Google Inc. has given $1 million to the University of California’s Lick Observatory in what astronomers hope is the first of many private gifts to support an invaluable teaching and research resource for the state.
The unrestricted funds, spread over two years, will go toward general expenses, augmenting the $1.5 million the UC Office of the President gives annually to operate the mountaintop observatory for the 10-campus UC system.
“This is very exciting,” said UC Berkeley astronomy professor Alex Filippenko, who has been beating the bushes for funds to operate the observatory after UC support dropped as a result of the recent recession.

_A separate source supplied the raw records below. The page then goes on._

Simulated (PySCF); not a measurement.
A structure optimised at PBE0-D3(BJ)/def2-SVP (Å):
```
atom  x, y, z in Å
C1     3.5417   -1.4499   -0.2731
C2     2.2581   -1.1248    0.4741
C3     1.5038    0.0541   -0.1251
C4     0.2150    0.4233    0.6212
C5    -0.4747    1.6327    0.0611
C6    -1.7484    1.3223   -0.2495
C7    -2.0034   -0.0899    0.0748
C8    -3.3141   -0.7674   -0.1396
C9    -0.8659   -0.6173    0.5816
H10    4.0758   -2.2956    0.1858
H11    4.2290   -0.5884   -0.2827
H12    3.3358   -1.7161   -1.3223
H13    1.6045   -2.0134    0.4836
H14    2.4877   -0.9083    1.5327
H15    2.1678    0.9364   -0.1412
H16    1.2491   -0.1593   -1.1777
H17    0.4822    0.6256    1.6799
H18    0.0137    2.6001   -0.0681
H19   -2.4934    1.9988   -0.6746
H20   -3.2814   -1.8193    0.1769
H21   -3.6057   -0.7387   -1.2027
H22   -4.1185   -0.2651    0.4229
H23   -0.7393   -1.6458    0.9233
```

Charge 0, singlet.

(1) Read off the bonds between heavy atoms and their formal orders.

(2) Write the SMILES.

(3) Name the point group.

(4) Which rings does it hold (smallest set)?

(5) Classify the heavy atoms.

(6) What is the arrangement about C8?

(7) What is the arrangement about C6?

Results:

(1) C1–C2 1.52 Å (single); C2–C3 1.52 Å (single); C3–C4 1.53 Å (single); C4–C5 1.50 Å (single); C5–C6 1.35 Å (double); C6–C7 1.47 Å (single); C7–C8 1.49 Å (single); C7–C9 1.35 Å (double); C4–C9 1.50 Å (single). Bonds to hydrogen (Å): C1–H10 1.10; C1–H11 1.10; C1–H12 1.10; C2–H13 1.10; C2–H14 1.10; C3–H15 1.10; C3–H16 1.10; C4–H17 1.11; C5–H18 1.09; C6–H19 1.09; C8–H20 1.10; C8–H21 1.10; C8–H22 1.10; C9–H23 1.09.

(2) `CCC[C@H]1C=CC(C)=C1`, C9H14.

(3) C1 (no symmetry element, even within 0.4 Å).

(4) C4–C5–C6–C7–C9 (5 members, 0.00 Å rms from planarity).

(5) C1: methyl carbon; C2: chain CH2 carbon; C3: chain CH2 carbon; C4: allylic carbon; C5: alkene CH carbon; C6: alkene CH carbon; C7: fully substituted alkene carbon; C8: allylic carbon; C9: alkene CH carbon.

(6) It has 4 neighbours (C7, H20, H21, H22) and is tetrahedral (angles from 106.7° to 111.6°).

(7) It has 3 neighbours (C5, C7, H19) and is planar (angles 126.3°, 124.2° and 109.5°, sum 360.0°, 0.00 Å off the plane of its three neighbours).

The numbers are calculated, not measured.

“Astronomy is the ‘gateway science’—kids are enthralled by cosmic discoveries, spectacular images, and far-out concepts, which can inspire them to pursue technical fields such as applied physics, engineering and computer science,” Filippenko said. “So there’s a real opportunity to make a difference, through the research, education and public outreach we do at Lick Observatory.”
“I am delighted that Google is supporting the Lick effort and thus helping provide UC students with unique hands-on experiences in valuable astronomy research,” said UC Berkeley Vice Chancellor for Research Graham Fleming.
Lick Observatory, located atop Mt. Hamilton east of San Jose, was established in 1888 and currently houses seven telescopes, including the Katzman Automatic Imaging Telescope run by Filippenko, which scans the sky each night in search of exploding stars (supernovae) and helps astronomers understand the accelerating expansion of the universe and dark energy. Another robotic telescope, the Automated Planet Finder, closely examines many stars each night to find planets that may be orbiting them.
Faculty, researchers, postdoctoral scholars and students throughout the UC system can observe remotely on the main general-use telescopes, the three-meter Shane telescope and the one-meter Nickel telescope. “These telescopes provide undergraduates with a unique opportunity to participate in substantial astronomical research,” Filippenko said. “I have about a dozen undergraduate students doing Lick research now, many more than ever before.”
Before the recession, Lick’s budget was about $2.5 million annually to support astronomers and students from eight of the 10 UC campuses as well as the UC-managed Department of Energy labs. Most of the first 100 planets orbiting other stars were discovered at Lick using a forefront instrument that was the best of its kind at the time. Lick observations also helped reveal the presence of giant black holes in the centers of galaxies.
The telescopes are used not only for original observing in the optical and infrared, but also to design and test new instruments destined for larger telescopes, such as the 10-meter Keck telescopes. For example, development of laser guide star adaptive optics, which allows the world’s largest telescopes to stabilize their images to improve sharpness and achieve results in some ways superior to those of the Hubble Space Telescope, was pioneered at Lick.
“At this time, UC is providing basic support at $1.5 million per year, but we really need at least $2.5 million per year to improve the observatory, moving forward vigorously at the cutting edge of research and education. To maintain and expand Lick in the long run, we seek an endowment of about $50 million,” Filippenko said. The interest on that endowment would be used to provide annual operating funds. “This major award from Google should go far, giving us time to raise additional funds.”